December 15, 2009

microwave tangerine marmalade

microwave tangerine marmalade

Tangerines and sugar, that's all it takes, add a food processor and a microwave and you have (almost) instant marmalade!

Beginners, if you are intimidated by marmalade this is a great recipe to try. Don’t get me wrong, I adore marmalade, but it is a lot of work. Just thinking about it, all the slicing, peeling and pith removal makes me tired. This time of year we all need a little extra time.
By utilizing the food processor and the microwave, start to finish, you can bang this out in thirty minutes, even faster if you use seedless tangerines and resist the urge to multi-task.
Not as complex or refined as a traditional marmalade, it is fantastic nonetheless, and a great addition to every jammers repertoire. Some might consider it cheaters marmalade, but given the work/outcome ratio it’s a winner in my book.
If you have a few extra tangerines lying around you can whip this up fast and seem like a star.

YEILD: 1pint


  • Use the most flavorful tangerines you can find.
  • Do not double the recipe, the microwave will not like it and you will end up with a giant mess.
  • Use a high-sided microwaveable container as the jam bubbles up. I like to use my 2-quart glass mixer bowl, which I can pour directly into the jars from.
  • After you get the basic technique down feel free to play a bit adding a touch of booze or spices.
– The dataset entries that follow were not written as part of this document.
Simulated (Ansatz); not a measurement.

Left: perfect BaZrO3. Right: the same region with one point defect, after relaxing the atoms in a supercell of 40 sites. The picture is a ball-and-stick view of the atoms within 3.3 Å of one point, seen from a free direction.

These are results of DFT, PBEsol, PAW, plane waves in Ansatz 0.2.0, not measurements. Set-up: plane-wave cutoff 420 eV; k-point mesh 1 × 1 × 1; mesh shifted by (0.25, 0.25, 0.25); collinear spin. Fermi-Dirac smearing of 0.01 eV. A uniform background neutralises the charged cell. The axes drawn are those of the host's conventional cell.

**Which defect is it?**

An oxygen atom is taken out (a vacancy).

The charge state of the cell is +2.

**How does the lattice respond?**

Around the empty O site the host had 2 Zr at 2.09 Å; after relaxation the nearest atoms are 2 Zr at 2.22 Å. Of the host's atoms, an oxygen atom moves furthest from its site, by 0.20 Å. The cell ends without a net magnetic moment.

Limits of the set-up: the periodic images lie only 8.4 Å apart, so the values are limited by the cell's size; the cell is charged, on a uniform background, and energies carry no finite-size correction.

  • ¾ lb tangerines, (Satsuma, Clementine or Dancy)
  • 1 ¼ cup sugar
  • 1-tablespoon rum (optional)
  • ½ teaspoon freshly grated nutmeg (optional)


Start your hot water bath and prepare your jars and lids.

Peel and seed tangerines (or get seedless) removing and discarding all the white stringy bits from the outside and down the center of the fruit.

Place peel, pulp and sugar in the bowl of a food processor. Puree, making sure that all the peel and section skins are reduced to a pulp. It will be quite liquidly.

Pour into a high-sided microwaveable bowl adding rum and nutmeg. Cover tightly with saran wrap that you have pierced a few times to vent.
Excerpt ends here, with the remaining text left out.